Growing Urgency for U.S. Leadership on Advanced Coal Technology
Not nearly enough. That’s the conclusion of two new reports examining what’s being done to develop and deploy emissions-reduction technology for coal plants. The reports, one from the National Coal Council (NCC) and the other from the International Energy Agency (IEA), paint a clear picture about the urgency and necessity of doubling down on research, development and deployment of critical advanced coal technologies.
There will no doubt be plenty of self-described climate hawks who object to increased investment in clean coal technology but as the IEA has made abundantly clear, meeting global emissions targets – with global being the key word – requires great leaps forward in fossil fuel technology, namely technology that works with the world’s coal fleets.

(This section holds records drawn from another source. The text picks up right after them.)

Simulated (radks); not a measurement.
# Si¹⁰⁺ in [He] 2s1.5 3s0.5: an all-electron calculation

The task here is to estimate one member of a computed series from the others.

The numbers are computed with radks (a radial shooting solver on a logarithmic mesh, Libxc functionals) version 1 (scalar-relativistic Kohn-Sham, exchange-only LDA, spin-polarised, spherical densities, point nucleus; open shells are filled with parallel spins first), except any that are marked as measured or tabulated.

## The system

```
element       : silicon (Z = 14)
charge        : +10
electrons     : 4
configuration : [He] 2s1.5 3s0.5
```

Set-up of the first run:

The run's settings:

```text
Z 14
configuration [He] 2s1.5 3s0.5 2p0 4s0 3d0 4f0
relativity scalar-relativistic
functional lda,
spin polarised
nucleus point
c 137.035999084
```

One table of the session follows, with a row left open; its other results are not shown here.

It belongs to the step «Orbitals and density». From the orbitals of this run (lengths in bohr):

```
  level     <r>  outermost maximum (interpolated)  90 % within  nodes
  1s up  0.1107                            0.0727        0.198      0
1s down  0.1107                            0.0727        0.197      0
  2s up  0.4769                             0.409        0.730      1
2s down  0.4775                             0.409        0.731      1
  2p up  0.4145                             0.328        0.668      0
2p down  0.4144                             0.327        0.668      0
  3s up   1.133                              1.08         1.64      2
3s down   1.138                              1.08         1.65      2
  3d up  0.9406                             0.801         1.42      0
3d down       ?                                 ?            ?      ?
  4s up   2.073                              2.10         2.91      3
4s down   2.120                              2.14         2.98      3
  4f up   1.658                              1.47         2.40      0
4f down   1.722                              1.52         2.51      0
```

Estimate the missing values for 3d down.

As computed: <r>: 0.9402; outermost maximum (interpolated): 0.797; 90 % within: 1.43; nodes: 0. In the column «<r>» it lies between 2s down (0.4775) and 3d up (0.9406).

The Coal Council report finds that federal investment in well-established renewable energy technologies has far outweighed the investment in much-needed but still developing low-emissions fossil fuel technologies. The same is almost universally true at the state level where advanced coal technologies and carbon capture, utilization and storage (CCUS) are often excluded from clean energy standards. These decisions are shaping up to be colossal mistakes.
The Coal Council report rightfully raises the alarm of over continuing coal plant retirements and the shrinking window to upgrade the existing coal fleet and deploy essential technologies to capture, sequester and even utilize emissions. Failing to do so would not only jeopardize the fuel diversity and security of the nation’s electricity mix but it would squander an opportunity to utilize existing, valuable infrastructure and support an industry irreplaceable in countless communities throughout the country.
Along with the critical task of developing a new generation of near-zero emissions coal plant – as the Department of Energy is doing with its CoalFIRST program – retrofitting and improving existing facilities needs equal focus. Beyond the pressing domestic energy affordability and security considerations, reducing emissions both at home and abroad will require working with existing fleets.
The average U.S. coal plant is more than 40 years old but Asia’s coal plants, which already consume more than 75 percent of the world’s coal, are on average little more than a decade old. Hundreds of new plants are either already under construction or in the pipeline. A globally replicable emissions solution must include developing and deploying technology to reduce emissions from this existing generating capacity.
It’s precisely why IEA Director Fatih Birol told the Senate Energy and Natural Resources Committee earlier this year, “If I had to pick one technology as the most critical, if I had a magic touch to make this technology mature and [gain] market share,” it would be carbon capture.
Unfortunately, the IEA’s own analysis finds that innovation and deployment of carbon capture isn’t keeping pace with what’s needed. Of the hundreds of technologies the IEA examined in its status of innovation report, which examined innovation across the energy technology spectrum, it found that most that will be needed to effectively reduce emissions are not yet ready to deploy on a mass scale. Carbon capture technology is singled out as one of four key approaches to decarbonization that’s lagging behind.
The National Coal Council report offers some timely recommendations to get coal innovation – including CCUS – on track. The recommendations include greatly expanding the 45Q tax credit, working to lower the cost of CCUS and high efficiency, low emissions technologies, rapidly expanding carbon dioxide pipelines and storage sites, and continuing to foster commercialization of next generation, near-zero emissions coal plants that are market competitive with other low-emission technologies.
The Council also proposed three ambitious but necessary objectives to address coal plant closures and meet emissions reductions goals:
- By 2030, retrofit a critical mass of existing coal power plants with carbon capture and efficiency enhancing technologies.
- By 2035, establish a growing network of CO2 storage sites and pipelines approximately five times larger than what exists today.
- By 2040, develop a range of new market-competitive, near-zero emissions coal plant technologies.
As policymakers consider investments in energy innovation and deployment of advanced technologies as part of the nation’s economic recovery, U.S. leadership in advancing CCUS and other essential coal technologies can’t be an afterthought. Rather, it must a central pillar of U.S. commitment to advancing globally replicable solutions that work with the fuels the world uses and will continue to use well into the future.